The Christmas season brings with it the joys of the present, the nostalgia of the past, and the hope for the future. I’m having trouble with the nostalgia of the past. Six years ago, I loved the nostalgia of the past. Today, I can’t seem to move any further into the past than six years ago. It haunts me. One of those years, I can’t remember which one, but I think it was Christmas of 2012, our tree fell over. One morning before the kids went to school the whole thing just toppled over to the floor. One of my kids brought it up and added that it wasn’t a very good Christmas at all. He remembers. He says it out loud several times. I wonder what my husband thinks. This was the Christmas that Bobbie was desperately trying to convince my husband to leave us for her…..at Christmas. I didn’t know this until later, after she gave him the ultimatum. He told me she was really putting the pressure on him to leave. He didn’t. But, at the moment I found this out, I realized how little she really did know him. But, it still haunts me the way he was acting, a Christmas ruined, when there aren’t really that many to celebrate in a lifetime anyway.
She has a love/hate relationship with Christmas. She had told me before that growing up her family had little money. And she has no children. And I remember that Christmas of 2012 when she said it would be the first time in a long time there would be nobody there to fill her stocking for Christmas morning. She wanted someone there. Maybe anyone would have done. I don’t know. It’s hard to be alone for the holidays. Her Christmas pasts were haunting her as well. But, in her selfishness she deemed it far worse for herself to be alone than for us to be alone without a husband/father on Christmas morning. That thought process bothers me very much. It takes a cold and calculated person to attempt to guilt someone into leaving their family at Christmas time, doesn’t it? I suppose it’s especially cold and calculating when the love they are professing is fake and being shared with other people. I realize she exhibits all of the signs of narcissism, but it still bothers me.
It all seems so far away and so close at the same time. And I’m still trying to figure out exactly what to do to bring closure to all of this. I wonder if she feels closure? I do know this, she is a firm believer in Karma. I am also a believer. I believe that what you put out there comes back to you multiplied. Karma does not always come knocking on your own door, sometimes your Karma is something you’re forced to witness instead of experience. She has made no amends for her behavior, so I imagine her Karma should be interesting when it shows up.

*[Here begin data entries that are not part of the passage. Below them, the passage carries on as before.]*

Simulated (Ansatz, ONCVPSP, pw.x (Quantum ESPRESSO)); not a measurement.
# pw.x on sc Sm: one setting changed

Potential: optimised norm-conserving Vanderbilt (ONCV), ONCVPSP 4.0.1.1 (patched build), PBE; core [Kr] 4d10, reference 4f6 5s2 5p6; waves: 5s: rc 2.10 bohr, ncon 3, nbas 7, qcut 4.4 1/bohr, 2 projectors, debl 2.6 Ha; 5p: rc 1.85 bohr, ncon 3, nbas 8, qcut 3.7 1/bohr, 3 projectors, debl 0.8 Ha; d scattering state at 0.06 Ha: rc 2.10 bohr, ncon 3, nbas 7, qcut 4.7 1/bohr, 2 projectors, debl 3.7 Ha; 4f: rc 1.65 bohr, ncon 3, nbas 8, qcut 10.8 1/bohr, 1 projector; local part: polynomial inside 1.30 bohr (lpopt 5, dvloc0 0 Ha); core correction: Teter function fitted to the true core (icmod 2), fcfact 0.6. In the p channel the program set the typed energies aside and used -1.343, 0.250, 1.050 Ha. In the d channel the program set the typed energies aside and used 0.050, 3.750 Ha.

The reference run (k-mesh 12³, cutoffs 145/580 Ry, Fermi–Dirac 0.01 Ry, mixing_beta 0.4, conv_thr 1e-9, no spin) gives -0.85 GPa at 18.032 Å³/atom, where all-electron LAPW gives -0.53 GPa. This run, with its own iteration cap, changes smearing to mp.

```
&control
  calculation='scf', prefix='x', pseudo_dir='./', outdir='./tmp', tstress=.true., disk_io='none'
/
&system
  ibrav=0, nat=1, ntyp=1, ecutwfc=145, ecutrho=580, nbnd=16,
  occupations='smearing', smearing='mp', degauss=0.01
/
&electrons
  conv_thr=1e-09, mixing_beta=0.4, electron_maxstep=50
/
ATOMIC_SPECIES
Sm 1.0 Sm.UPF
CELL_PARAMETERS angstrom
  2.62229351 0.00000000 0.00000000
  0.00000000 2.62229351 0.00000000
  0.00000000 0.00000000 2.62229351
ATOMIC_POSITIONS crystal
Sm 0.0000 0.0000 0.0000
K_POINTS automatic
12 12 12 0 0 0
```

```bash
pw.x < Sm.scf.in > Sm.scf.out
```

This year, four years later, life is different. But, it’s better. Today was the anniversary of the death of my husband’s mother in a car accident. I wish I could say that each year this date gets easier, but it does not. Part of me believes if that accident would not have happened, the affair also would not have happened. But, that is something we will never know for sure. But, I am fairly certain that is the case.
Life is a domino effect. Everything affects everything else.